Feb. 13 (Bloomberg) -- OAO GMK Norilsk Nickel gained the most in three weeks in New York as the world’s largest producer of nickel and palladium said metal prices will rise this quarter and Greece’s approval of an austerity plan boosted the outlook for Europe, the company’s largest customer.
Norilsk’s American depositary receipts climbed 4.8 percent to $19.54 at 12:42 p.m. in New York, the biggest intraday gain since Jan. 25. Shares in Moscow rose 3.5 percent on the Micex to 5,825 rubles, or $194.71. One ADR represents one-tenth of an ordinary share. Norilsk ADRs have advanced 27 percent this year after losing 36 percent in 2011.

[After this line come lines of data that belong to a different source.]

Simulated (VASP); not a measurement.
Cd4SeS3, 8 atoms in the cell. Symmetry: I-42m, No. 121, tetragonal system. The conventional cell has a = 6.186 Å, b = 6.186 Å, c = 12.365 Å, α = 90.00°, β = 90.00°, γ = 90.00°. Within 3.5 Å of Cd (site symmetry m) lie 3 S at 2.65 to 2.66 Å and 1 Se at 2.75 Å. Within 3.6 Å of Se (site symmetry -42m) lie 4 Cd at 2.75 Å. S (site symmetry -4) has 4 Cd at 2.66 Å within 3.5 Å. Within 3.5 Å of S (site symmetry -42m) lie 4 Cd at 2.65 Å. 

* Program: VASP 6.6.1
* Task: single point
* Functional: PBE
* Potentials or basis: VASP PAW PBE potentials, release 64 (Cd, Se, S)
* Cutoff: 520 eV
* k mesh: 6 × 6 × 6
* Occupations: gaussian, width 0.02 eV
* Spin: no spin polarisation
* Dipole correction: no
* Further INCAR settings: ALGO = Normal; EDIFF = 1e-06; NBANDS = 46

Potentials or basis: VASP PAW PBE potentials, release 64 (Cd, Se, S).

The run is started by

Moscow-based Norilsk sees metals prices rising this quarter as investment demand rebounds, according to Anton Berlin, head of marketing. Norilsk plans to increase nickel production at mines in Africa and Australia this year, Berlin said in an interview in Moscow. Commodities rose after Greek lawmakers approved a budget-cutting plan, bolstering chances for a solution to Europe’s debt crisis.
“Commodity prices have been rebounding since the beginning of the year, and that’s been very helpful for Norilsk,” said Alexander Pukhaev, an analyst at VTB Capital in Moscow, in a phone interview. “The better news flow out of Europe today is also very positive as sentiment improves about global growth.” Pukhaev has a “hold” rating on Norilsk.
Standard & Poor’s GSCI index of 24 raw materials rose 0.6 percent to 677.57. Nickel, which fell 0.7 percent to $20,565 a ton on the London Metal Exchange, has gained 9.9 percent this year. European sales comprised more than half of Norilsk’s 2010 revenue.